Lawmakers from both sides of the aisle on Sunday warned President Trump to use caution before tweeting about the ongoing investigation into contacts between his campaign and Russia.
Sen. Lindsey Graham told CBS’ “Face the Nation” that the president could be wading into “peril” by tweeting on the Russia probe.
“I would just say this with the president: There’s an ongoing criminal investigation. You tweet and comment regarding ongoing criminal investigations at your own peril,” he said.
Trump has long maintained that his use of social media gives him the opportunity to bypass the media and speak directly to the country. He credits Twitter for -- at least in part -- helping him defeat Hillary Clinton.

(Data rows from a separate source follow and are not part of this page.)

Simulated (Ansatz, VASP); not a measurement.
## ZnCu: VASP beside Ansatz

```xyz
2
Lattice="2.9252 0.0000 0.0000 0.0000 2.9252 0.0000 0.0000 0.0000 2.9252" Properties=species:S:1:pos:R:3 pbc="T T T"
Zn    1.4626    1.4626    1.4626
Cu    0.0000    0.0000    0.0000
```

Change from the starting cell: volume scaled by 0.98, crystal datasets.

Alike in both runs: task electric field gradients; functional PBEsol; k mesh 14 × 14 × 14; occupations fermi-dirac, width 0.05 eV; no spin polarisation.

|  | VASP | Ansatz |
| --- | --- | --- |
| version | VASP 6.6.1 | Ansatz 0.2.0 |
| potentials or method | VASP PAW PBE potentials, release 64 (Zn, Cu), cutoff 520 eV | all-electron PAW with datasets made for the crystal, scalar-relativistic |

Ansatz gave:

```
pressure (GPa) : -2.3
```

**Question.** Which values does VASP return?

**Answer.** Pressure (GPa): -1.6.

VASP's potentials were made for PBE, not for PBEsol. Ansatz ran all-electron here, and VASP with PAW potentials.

Trump is focusing renewed attacks on the FBI, and on the investigation by special counsel Robert Mueller, two days after his former national security adviser Michael Flynn agreed to cooperate with the probe as part of a plea agreement.
But recent posts have raised eyebrows, namely the tweet that claimed that he never asked then-FBI Director James Comey to stop investigating Flynn. A position that Reuters pointed out is at odds with Comey’s account.
Trump tweeted Saturday that he fired Flynn “because he lied to the Vice President (Mike Pence) and the FBI.”
The timing of when Trump learned of Flynn lying to the FBI is important in the investigation. Legal experts told Reuters that if Trump called off Comey’s investigation after learning about Flynn's action, it could support an obstruction of justice charge for Trump.
John Dowd, Trump’s attorney, told Reuters that the first time Trump learned that Flynn lied to the FBI was when Flynn was charged.
Dowd said he crafted wording in the tweet and it was botched. Dowd said it was the first and last time he would craft a tweet for Trump and said “sorry” for misleading people.
“The mistake was I should have put the lying to the FBI in a separate line referencing his plea,” he told Reuters. “Instead, I put it together and it made all you guys go crazy. A tweet is shorthand.”
Sen. Dianne Feinstein, D-Calif., the top Democrat on the Senate Judiciary Committee, told NBC’s “Meet the Press” that evidence is coming partly from "the continual tweets" from the White House.
Feinstein said she believes Trump's firing of Comey came "directly because he did not agree to lift the cloud of the Russia investigation." She said, "That's obstruction of justice."